Between Friends

“We are many, but we are one”

Luke 7:36-8:3

After having moved to a small country town, I remarked to my dad how thoughtful the president of the local football club was. He said he was not surprised. Unbeknown to me, my parents had lived in the same town for a short period early in their marriage. They were bottom of the food chain. People of very humble origin and means and new to the town. The father of the football president I mentioned was a large land holder and poultry producer, and local identity. And having heard that mums and dads half a dozen chooks weren’t laying eggs, one day he visited them, introduced himself and spent three to four hours with them trying to work out the problem with their six chooks. My dad told me this story thirty years after it had happened, and it still moved him that a man like that, would give a man like him, two to three hours of his time.

For all intentions purposes this man could have treated them like a charity case and gave them new chickens, or offered them his own eggs or even some financial assistance and Lord knows they could have used it. But this man gave something much, much more. He gave them his time and he gave himself and in him including them into his life, even if but for a short time: he gave them self-esteem, and the Lord knew they needed it.

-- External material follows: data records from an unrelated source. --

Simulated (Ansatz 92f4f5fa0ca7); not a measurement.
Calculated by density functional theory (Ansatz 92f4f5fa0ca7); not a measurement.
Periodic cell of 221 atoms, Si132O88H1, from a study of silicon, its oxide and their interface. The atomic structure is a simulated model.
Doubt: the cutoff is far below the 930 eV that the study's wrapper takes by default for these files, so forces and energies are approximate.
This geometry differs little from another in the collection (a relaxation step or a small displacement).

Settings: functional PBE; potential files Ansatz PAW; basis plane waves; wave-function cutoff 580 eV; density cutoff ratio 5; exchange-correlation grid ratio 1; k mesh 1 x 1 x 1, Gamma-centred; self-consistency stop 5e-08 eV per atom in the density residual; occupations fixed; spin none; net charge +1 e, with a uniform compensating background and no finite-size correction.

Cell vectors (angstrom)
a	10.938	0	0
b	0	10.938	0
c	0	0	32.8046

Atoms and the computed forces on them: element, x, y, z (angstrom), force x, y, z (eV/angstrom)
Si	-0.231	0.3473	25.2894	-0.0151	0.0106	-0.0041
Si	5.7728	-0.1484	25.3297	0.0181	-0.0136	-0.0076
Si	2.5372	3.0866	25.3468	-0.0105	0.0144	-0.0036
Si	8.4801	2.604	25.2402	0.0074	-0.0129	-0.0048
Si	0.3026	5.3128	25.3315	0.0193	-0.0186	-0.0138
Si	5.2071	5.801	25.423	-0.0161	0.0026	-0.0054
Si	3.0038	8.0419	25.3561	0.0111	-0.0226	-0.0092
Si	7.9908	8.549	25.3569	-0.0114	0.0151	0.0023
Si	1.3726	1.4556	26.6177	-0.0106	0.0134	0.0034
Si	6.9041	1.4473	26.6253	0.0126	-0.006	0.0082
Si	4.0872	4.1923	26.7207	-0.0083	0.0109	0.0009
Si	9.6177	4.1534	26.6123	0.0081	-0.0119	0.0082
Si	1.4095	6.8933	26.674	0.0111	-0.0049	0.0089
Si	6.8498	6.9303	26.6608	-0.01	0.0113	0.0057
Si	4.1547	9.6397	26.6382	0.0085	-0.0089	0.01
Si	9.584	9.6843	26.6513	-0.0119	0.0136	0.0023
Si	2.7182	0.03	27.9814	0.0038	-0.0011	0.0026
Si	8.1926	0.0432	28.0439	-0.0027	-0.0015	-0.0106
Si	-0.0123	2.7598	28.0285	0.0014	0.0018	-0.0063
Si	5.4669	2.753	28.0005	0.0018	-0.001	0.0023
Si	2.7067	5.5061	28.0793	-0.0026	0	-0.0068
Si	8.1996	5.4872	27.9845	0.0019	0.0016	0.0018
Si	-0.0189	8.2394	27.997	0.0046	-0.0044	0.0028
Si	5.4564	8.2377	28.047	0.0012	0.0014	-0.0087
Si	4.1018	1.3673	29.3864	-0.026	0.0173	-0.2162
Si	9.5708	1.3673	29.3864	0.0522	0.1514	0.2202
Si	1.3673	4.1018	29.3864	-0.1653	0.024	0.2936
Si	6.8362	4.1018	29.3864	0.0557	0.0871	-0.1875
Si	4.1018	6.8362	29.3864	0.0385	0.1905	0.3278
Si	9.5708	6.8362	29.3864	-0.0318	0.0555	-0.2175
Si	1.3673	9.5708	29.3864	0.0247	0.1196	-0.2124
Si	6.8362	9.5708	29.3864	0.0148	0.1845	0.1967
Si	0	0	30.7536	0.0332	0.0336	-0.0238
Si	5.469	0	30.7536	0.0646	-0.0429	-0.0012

Imagine the courage it took for the lady in today’s gospel to enter the house of the Pharisee. A “lady of the night” who has the audacity to enter the house of one of the religious elite. You’ve heard the story read and as always it’s easy to have a crack at the Pharisee. But’s let’s put this into perspective. Firstly he’s invited Jesus to his house. Yes, probably to check him out but he still did. This in itself would have been risky among his colleagues. Then uninvited, a notorious women invites herself to the table. It’s like a scene from happy Gilmour who attracts the scorn of his new noble golfing colleagues for the type of “uncouth “supporters he’s attracting to the game. Seriously, what do you think would be the response in the good “Lutheran heartland” if at the induction of the new Pastor with the local and state dignitaries present, his mates and others that had heard of him rock up: the local drunks, thieves, prostitutes and maybe throw in a few outlaw bikie members. To say the least, I would think that there might be some who would doubt of the new pastor or be embarrassed.

And as we know, the women offers Jesus everything that the Pharisee did not. After working the streets in her dangerous and degrading occupation she pours expensive ointment on his feet. Weeping, she uses what she has available-her tears to wipe his feet and dries them with her hair. Yet for all this going on, the reason Jesus says her sins are forgiven is because of her faith.

For all the differences of the people before Jesus that night, the difference that Jesus saw was that one of them was there to check him out, to see if he was O.K., and the other who came to be made O.K., to be released from the bondage of the sin that she knew of herself and that the community and Jesus knew of her.

For the previous weeks we have been talking about “forgiveness and salvation in faith in Jesus alone” and in today’s reading we have “seen” it.

A notorious sinner knowing who and what Jesus is approaches him. No doubt she has a sad and lonely story of how she found herself to be what she has become in the world. Yet she offers no excuses or reasons for her lifestyle. She does not offer one word during this whole story other than the words of her heart and faith as she throws herself at Jesus feet for healing and mercy. And Jesus response, no why’s or now get your act together, only “your faith has saved you, go in peace” and that IS the gospel of the Lord, praise be to God.”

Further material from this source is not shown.